So, I had a few issues on my router:
- No VPN
- I had to use a different setting In Apple Mail on all of my devices when at home from when outside
The issue started when I upgraded my router. New OpenWRT firmware and all settings got lost.
Installing OpenVPN is easy enough, just do some ‘opkg update; opkg install openvpn’. There are enough resources on the internet about easy-pki to build your basic CA infra and generate some keys for the server and clients.
Getting things to work was a bit more effort. I was planning on bridging the VPN into the LAN. But well, a routed VPN seems to be a bit easier to get going. And really, there is no reason why a routed VPN can’t work.
Issue 1: pushing the route. I don’t want everything to go via the VPN, so I needed to know how to push routes. Eventually google knows the answer:
uci add_list openvpn.sample_server.push=“route 172.16.6.0 255.255.255.0”
That is different from setting the default route, but it works.

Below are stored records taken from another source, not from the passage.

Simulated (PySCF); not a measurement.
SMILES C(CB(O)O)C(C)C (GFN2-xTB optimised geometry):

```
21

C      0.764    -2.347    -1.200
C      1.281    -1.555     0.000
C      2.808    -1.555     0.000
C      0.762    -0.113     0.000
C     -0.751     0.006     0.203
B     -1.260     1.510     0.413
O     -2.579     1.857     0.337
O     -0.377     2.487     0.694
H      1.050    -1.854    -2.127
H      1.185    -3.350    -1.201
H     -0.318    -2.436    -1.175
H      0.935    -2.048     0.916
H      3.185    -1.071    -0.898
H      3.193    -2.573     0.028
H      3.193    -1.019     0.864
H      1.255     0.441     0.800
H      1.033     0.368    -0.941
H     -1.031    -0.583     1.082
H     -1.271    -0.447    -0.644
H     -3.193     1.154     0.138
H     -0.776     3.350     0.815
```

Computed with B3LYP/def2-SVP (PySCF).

Issue 2: pushing DNS. Well, there are again plenty resources on the web on how to do that, but for some reason dnsmasq just doesn’t reply, or the replies don’t reach the VPN client. So, I setup a DNS resolver on the my Synology NAS. That one does reply to VPN clients. So despite all the help google had to offer, I resolved to another resolver.
uci add_list openvpn.sample_server.push=“option DNS <Synology NAS>”
uci add_list openvpn.sample_server.push=“option DOMAIN pipsworld.nl”
Left me with some firewall issues. By default the VPN is not in a zone. So, I had to add the VPN to the internal zone. I don’t really recall how I did this, but I think I eventually added The following line to the “lan” zone:
list device ‘tun0’
This left me with forwarding from the VPN to the LAN not actually working, so I added an additional section:
option src ‘lan‘
option dest ’lan‘
My other issue was a bit different. I had never configured the ‘local’ parameter in dnsmasq, leaving it to the default setting of ‘/lan/‘, and had selected ‘int.pipsworld.nl’ as my internal domain. While that worked fine most of the time, my mailserver was internally known by a different hostname and IP-address than externally. Finally the solution was simple: drop the ‘int.’ Part of the internal domain and add some cname records to the dhcp configuration. Of course, the latter part is not in the GUI, but running some command line is not a big deal:
uci add dhcp cname
uci set dhcp.@cname[-1].cname=“mail.pipsworld.nl,www.pipsworld.nl,www.fam-post.nl”
uci set dhcp.@cname[-1].target=“classified”
uci commit dhcp
This was a much better solution than adding the ‘reflection’ option to the DNAT firewall rules.